ISLAMABAD: After completing merely a year as chairman of Benazir Income Support Programme (BISP), Enver Baig has resigned from this position.
Mr Baig held a meeting with Prime Minister Nawaz Sharif here on Tuesday and submitted his resignation which was accepted.
He has now been shifted to comparatively lowly position of the chairman of Pakistan Industrial Development Corporation (PIDC).
Although Mr Baig after joining the PML-N had developed good rapport with Mr Sharif, other senior leadership of the ruling party never accepted him as one their owns. Throughout his stint as BISP chairman, a signature pro-poor initiative of his erstwhile party, Mr Baig’s hands remained virtually tied and never allowed to operate freely.
When asked Mr Baig confirmed that “it’s unfortunately true as BISP chairman I could hardly play my due role in making the programme more vibrant because of a number of factors”.

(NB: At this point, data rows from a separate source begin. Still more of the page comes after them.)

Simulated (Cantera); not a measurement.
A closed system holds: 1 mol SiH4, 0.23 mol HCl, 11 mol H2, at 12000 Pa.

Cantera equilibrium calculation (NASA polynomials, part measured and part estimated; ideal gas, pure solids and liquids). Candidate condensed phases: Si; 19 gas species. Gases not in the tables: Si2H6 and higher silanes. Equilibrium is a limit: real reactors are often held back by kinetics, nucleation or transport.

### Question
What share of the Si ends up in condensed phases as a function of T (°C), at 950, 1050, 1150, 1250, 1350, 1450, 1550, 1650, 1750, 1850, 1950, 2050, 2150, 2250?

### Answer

He, however, refused to speak about difficulties he had to face as BISP chairman. He said the sole reason he had told the prime minister to change his assignment was the lack of effective control over running the affairs of the programme.
A former PPP senator, and trusted aide to the late Benazir Bhutto, Mr Baig had joined the PML-N in 2012.
Sources privy to Mr Baig’s resignation told Dawn that considering him as an outsider and BISP being all about money distributor Mr Baig remained under iron-fist control of Finance Minister Ishaq Dar.
Mr Baig had formally been told from the prime minister side since his appointment in November last year to operate through the finance minister’s office. As a result, for every minor thing Mr Baig had to seek Mr Dar’s consent, which, according to an insider, became the reason of his quitting the job.
The position of BISP chairman is considered to be far bigger in profile and political nuance than the position Mr Baig has now got in the PIDC.
During first five to six months after holding the position of BISP chairman Mr Baig had to battle against the then secretary of the programme, Haseeb Athar, who always looked towards Mr Dar for orders than his immediate boss.
In March this year Rab Nawaz replaced Mr Athar as BISP’s principal accounting officer without the consent of Mr Baig. Mr Nawaz held the position till July and during this period he couldn’t develop a working relationship Mr Baig.
Mr Baig was not comfortable also with Shabbir Ahmad who worked as BISP’s acting secretary from July to September. According to an official of the Prime Minister’s Office, Mr Baig more than once sent letters to the finance minister against Mr Ahmad but to no avail.
From September to the third week of November, the important position of BISP’s secretary remained vacant, literally making Mr Baig dysfunctional.
Mr Baig repeatedly sent letters to the finance minister for the appointment of secretary of his choice. But, again, his requests remained fruitless.
Now, despite Mr Baig’s sheer opposition, Mr Shabbir has returned to BISP as full time secretary only to rub salt into his wounds.
“I think, this proved to be a turning point after which Mr Baig considered it appropriate to leave the position instead of holding it just for ceremonial purpose,” the official added.
In his regular correspondence, Mr Baig kept highlighting that how frequent change of people at the position of secretary and their lack of understanding of peculiar nature of the work had caused embarrassment for BISP before its international partners.
“The BISP board is supposed to meet at least four times in a year according to BISP Act, 2010, but during this calendar year couldn’t hold a single meeting which depicts serious inefficiency and incompetence on the part of successive secretaries”, Mr Baig wrote in one of his letters which he forwarded to the finance minister.
More seriously, Mr Baig had informed the finance minister that during last financial year the BISP had failed to clear pending liabilities of over Rs1 billion, and during first quarter of the current year it had failed to meet its target of payments to 4.7 million beneficiaries because successive secretaries had failed to make agreements with commercial banks for the purpose.
Rana Asad Amin, a spokesperson for the finance minister, wasn’t available for his comments over Mr Baig’s concerns which every now and then he had been conveying to Mr Dar.